Question

How do you find the derivative of \[{{x}^{2}}\sin x\]?

Answer 1

Hint: This problem is based on the topic of derivation. The formulas we are going to use here are: \[\dfrac{d}{dx}\left( {{x}^{n}} \right)=n\times {{x}^{n-1}}\]
\[\dfrac{d}{dx}\left( \sin x \right)=\cos x\]
Also, the product rule of differentiation is going to be used in solving this question. The product says that: if there are two functions such as u(x) and v(x).
Then, the derivation of u(x)v(x) is:
\[\dfrac{d}{dx}\left( u(x)\times v(x) \right)=v(x)\dfrac{d\left( u(x) \right)}{dx}+u(x)\dfrac{d\left( v(x) \right)}{dx}\]

Complete answer:
Let us solve this question.
It is given in the question that we have to find the derivation of \[{{x}^{2}}\sin x\].
As we can see that we have to differentiate the multiplication of two different functions.
So, for that, we will use the product rule here.
The product rule says that if there are two functions such as u(x) and v(x).
Then, the differentiation of multiplication of both the functions will be
\[\dfrac{d}{dx}\left( u(x)\times v(x) \right)=v(x)\dfrac{d\left( u(x) \right)}{dx}+u(x)\dfrac{d\left( v(x) \right)}{dx}\]
Using the product rule, we can write
\[\dfrac{d}{dx}\left( {{x}^{2}}\times \sin x \right)=\sin x\dfrac{d\left( {{x}^{2}} \right)}{dx}+{{x}^{2}}\dfrac{d\left( \sin x \right)}{dx}\]
Now, using the formulas of differentiation {such as \[\dfrac{d}{dx}\left( {{x}^{n}} \right)=n\times {{x}^{n-1}}\] and \[\dfrac{d}{dx}\left( \sin x \right)=\cos x\]} , we can say that \[\dfrac{d\left( {{x}^{2}} \right)}{dx}\] will be equal to 2x and \[\dfrac{d\left( \sin x \right)}{dx}\] will be cosx.
So, we can write the above differentiation as
\[\dfrac{d}{dx}\left( {{x}^{2}}\times \sin x \right)=(\sin x)(2x)+{{x}^{2}}\cos x\]
\[\Rightarrow \dfrac{d}{dx}\left( {{x}^{2}}\times \sin x \right)=2x\sin x+{{x}^{2}}\cos x\]
Hence, the derivative of \[{{x}^{2}}\sin x\] will be \[2x\sin x+{{x}^{2}}\cos x\].

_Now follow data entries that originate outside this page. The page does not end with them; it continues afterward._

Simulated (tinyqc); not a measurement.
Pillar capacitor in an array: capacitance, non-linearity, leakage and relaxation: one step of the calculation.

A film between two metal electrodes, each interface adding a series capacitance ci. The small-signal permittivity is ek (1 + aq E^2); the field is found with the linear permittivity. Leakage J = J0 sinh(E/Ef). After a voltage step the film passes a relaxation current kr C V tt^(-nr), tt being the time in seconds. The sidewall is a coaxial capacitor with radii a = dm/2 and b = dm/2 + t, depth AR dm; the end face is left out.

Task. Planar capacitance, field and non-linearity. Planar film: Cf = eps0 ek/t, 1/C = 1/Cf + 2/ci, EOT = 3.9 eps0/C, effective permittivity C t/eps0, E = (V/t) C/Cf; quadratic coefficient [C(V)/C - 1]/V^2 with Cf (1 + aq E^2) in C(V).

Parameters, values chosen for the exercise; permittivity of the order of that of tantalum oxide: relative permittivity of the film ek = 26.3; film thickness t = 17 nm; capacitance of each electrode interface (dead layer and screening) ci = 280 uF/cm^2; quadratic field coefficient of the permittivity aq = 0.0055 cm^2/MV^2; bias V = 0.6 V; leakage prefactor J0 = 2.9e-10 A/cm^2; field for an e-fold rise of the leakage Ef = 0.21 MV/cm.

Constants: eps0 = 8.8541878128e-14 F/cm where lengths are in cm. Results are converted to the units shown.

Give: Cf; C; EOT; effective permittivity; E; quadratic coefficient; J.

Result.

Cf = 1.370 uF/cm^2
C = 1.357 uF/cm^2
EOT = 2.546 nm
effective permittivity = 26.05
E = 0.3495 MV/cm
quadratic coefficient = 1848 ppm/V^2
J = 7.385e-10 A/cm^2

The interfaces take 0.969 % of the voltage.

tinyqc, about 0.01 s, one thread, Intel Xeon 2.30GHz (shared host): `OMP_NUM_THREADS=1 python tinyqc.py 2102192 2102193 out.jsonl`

Note: For solving this type of question, we should have proper knowledge in finding the derivative of any function. And we should remember the formulas like
\[\dfrac{d}{dx}\left( {{x}^{n}} \right)=n\times {{x}^{n-1}}\],
\[\dfrac{d}{dx}\left( \sin x \right)=\cos x\]
And also we should know the additive rule, subtractive rule, multiplicative rule and quotient rule of differentiation. The formulas of these rules are:
Additive rule is : \[\dfrac{d}{dx}\left( u(x)+v(x) \right)=\dfrac{d\left( u(x) \right)}{dx}+\dfrac{d\left( v(x) \right)}{dx}\]
Subtractive rule is : \[\dfrac{d}{dx}\left( u(x)-v(x) \right)=\dfrac{d\left( u(x) \right)}{dx}-\dfrac{d\left( v(x) \right)}{dx}\]
Product rule is : \[\dfrac{d}{dx}\left( u(x)\times v(x) \right)=v(x)\dfrac{d\left( u(x) \right)}{dx}+u(x)\dfrac{d\left( v(x) \right)}{dx}\]
Quotient rule is : \[\dfrac{d}{dx}\left( \dfrac{u(x)}{v(x)} \right)=\dfrac{v(x)\dfrac{d\left( u(x) \right)}{dx}-u(x)\dfrac{d\left( v(x) \right)}{dx}}{{{\left( v(x) \right)}^{2}}}\]
In this question, we have used the product rule to solve.